Institutional structurer of the year: JP Morgan
JP Morgan takes this year’s institutional structuring award in recognition for a string of innovative multi-million-dollar deals with heavyweight US investors
Several concerns rested heavily on institutional investors in 2014, chief among them how to develop products compliant with ill-defined regulatory constraints. JP Morgan rose to the challenge with gusto.
One large institutional asset manager requested a mandatory, exchangeable note solution it could incorporate within both an onshore and offshore fund in a manner compliant with the US Hiring Incentives to Restore Employment (Hire) Act. This code imposes the US withholding tax of 30% on dividend-equivalent payments received by non-US persons, including those contained in equity-linked investments.
"The challenge was creating a legal structure that married well with the client's objectives. We designed a structure where both funds were served by a single Rule 144A private placement, which we settle in cash rather than stock. Our ability to deliver a consistent platform across different fund types while complying with regulation was a differentiating point for this client," says Larry Wilson, managing director for equity derivatives sales, North America at JP Morgan in New York.
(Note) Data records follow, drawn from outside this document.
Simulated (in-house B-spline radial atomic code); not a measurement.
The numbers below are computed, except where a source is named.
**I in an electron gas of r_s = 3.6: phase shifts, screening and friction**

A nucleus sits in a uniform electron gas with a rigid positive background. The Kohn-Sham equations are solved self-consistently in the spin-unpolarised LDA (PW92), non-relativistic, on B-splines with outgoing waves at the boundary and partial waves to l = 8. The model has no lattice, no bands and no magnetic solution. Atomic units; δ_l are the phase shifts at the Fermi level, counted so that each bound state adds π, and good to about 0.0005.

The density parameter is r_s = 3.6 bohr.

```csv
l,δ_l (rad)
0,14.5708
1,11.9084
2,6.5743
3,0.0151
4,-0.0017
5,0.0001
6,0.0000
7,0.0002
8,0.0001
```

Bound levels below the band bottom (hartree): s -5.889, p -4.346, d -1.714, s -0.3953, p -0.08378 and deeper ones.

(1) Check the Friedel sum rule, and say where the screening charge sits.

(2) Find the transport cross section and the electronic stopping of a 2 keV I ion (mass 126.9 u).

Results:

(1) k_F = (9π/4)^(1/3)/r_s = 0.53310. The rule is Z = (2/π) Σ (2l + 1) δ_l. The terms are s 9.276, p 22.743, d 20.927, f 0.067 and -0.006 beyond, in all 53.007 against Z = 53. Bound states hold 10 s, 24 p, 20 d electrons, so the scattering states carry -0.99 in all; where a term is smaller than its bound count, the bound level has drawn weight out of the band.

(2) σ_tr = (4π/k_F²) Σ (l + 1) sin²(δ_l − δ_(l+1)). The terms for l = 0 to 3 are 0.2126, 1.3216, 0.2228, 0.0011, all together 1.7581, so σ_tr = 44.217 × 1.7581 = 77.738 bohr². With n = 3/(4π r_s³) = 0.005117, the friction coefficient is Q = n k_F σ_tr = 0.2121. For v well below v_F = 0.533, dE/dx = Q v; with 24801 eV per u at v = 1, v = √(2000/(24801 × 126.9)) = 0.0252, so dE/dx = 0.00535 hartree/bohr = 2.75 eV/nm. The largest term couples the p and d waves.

Each domicile would typically require a separate transaction, but the asset manager client wanted to consolidate the trade under a single security identifier to be efficient from an operational, market and tax perspective. The latter is of increasing concern to asset managers due to the enactment of Section 871(m) of the US Internal Revenue Code, introduced under the Hire Act, and the broad scope of proposed rules to implement it. The final regulations are expected to adopt the approach of these proposals.
The structure JP Morgan came up with is fully compliant with both the statutory provision and requirements of the proposed regulations. While it was a tailored solution, Wilson believes it is replicable enough to be rolled out to other institutional clients with funds in both onshore and offshore accounts.
“We were able to access deep pockets of liquidity and offset risk by leaning on our strong institutional footprint with investors who wanted to express different cross-asset views” – Larry Wilson, head of structured investments distributor marketing in New York
The list of heavyweight US investors fed up with expensive and often underperforming allocations to alternative active managers continued to grow in 2014. Less remarked upon was the increasing number seeking to test-drive passive alternative investments in the form of algo-driven systematic strategy indexes - a market where JP Morgan has been head and shoulders above its peers over the past year.
One illustration is a deal with a large mutual insurer that was seeking exposure to a range of asset classes, including equity, rates, commodities and volatility, in an all-in-one index that maximised returns while restraining volatility.
Of the five dealers shortlisted by the insurer, JP Morgan ran away with the mandate, the client tells Structured Products, by offering a broad range of strategies across 50 indexes - from which the insurer could choose - and presenting a transparent algorithm to determine allocations between them.
The logic underpinning this idea fitted best with the client's overall goal of optimising risk premia gains through a dynamically weighted strategy and no other dealer was able to provide the risk-return profile it was looking for. The insurer entered into a $100 million notional total return swap (TRS) on the suite of indexes with the bank in February 2014.
"The client signed off on the final portfolio and entered a TRS with us on the selected underlyings. It's done well and they've kept the position past the original maturity. We have two further mandates in the works using a similar structure," says Wilson.
JP Morgan took an innovative approach to assisting institutional clients with more bread-and-butter trades, such as helping a large insurer to overcome the challenge of hedging its variable annuity risk. These annuities are tax-deferred retirement investments with a minimum guaranteed payout and income riders linked to the performance of selected mutual funds.
The selling of these guarantees makes the insurer short long-dated equity puts, exposing it to both equity and rates risk. As interest rates fall, the value of the guarantees they are short will increase, inflicting losses.
Insurers typically use a combination of futures, options and swaps to hedge against this risk. But in order to protect against the worst-case scenario of falling rates and equities, JP Morgan worked with a large insurer to put in place a bespoke, equity interest rate hybrid options hedge. These structures provide protection against rates and equity movements at a significant discount to vanilla equity puts, thanks to the inclusion of correlation risk.
"We were able to access deep pockets of liquidity and offset risk by leaning on our strong institutional footprint with investors who wanted to express different cross-asset views. These included hedge funds, asset managers or even other insurance companies," says Wilson.
The transaction left JP Morgan's book with two types of exotic risk: equity and rates correlation, and digital risk. The digital risk refers to the danger that towards expiration, the equity put is in-the-money, but the rate component is close to the barrier beyond which it will knock out. On the flipside, it can refer to when the rates component is in-the-money, but the put is close to expiring at or below the strike price.
Trying to lay off both risks to the Street in combination is difficult, as digital risk increases in tandem with correlation risk, so JP Morgan's sales, trading and structuring teams worked together to disaggregate the digital risk to make it easier to hedge.